If you actively develop Elasticsearch and want to benchmark a source build of Elasticsearch (which Rally will create for you), you can specify the git revision of Elasticsearch that you want to benchmark. The default value is current.

You can specify the revision in different formats:

  • --revision=latest: Use the HEAD revision from origin/main.
  • --revision=current: Use the current revision (i.e. don't alter the local source tree).
  • --revision=abc123: Where abc123 is some git revision hash.
  • --revision=v8.4.0: Where v8.4.0 is some git tag.
  • --revision=<optional branch name>@2013-07-27T10:37:00Z: Determines the revision that is closest to the provided date. By default, assumes main is the branch, but it can be overriden with branchname@timestamp. Rally logs to which git revision hash the date has been resolved and if you use Elasticsearch as metrics store (instead of the default in-memory one), :doc:`each metric record will contain the git revision hash also in the meta-data section </metrics>`.
  • --revision=my-branch-name: Where my-branch-name is the name of an existing branch name. If you are using a :ref:`remote source repository <configuration_source>`, Rally will fetch and checkout the remote branch.

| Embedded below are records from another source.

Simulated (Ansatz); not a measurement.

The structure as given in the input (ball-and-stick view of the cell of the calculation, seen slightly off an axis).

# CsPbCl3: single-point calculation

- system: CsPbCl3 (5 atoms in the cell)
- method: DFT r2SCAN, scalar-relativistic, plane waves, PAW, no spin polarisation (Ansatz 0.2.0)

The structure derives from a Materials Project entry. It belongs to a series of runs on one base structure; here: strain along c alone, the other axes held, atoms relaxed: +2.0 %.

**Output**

Supported date format: If you specify a date, it has to be ISO-8601 conformant and must start with an @ sign to make it easier for Rally to determine that you actually mean a date.

If you want to create source builds of Elasticsearch plugins, you need to specify the revision for Elasticsearch and all relevant plugins separately. Revisions for Elasticsearch and each plugin need to be comma-separated (,). Each revision is prefixed either by elasticsearch or by the plugin name and separated by a colon (:). As core plugins are contained in the Elasticsearch repo, there is no need to specify a revision for them (the revision would even be ignored in fact).

Examples:

  • Build latest Elasticsearch and plugin "my-plugin": --revision="elasticsearch:latest,my-plugin:latest"
  • Build Elasticsearch tag v7.12.0 and revision abc123 of plugin "my-plugin": --revision="elasticsearch:v7.12.0,my-plugin:abc123"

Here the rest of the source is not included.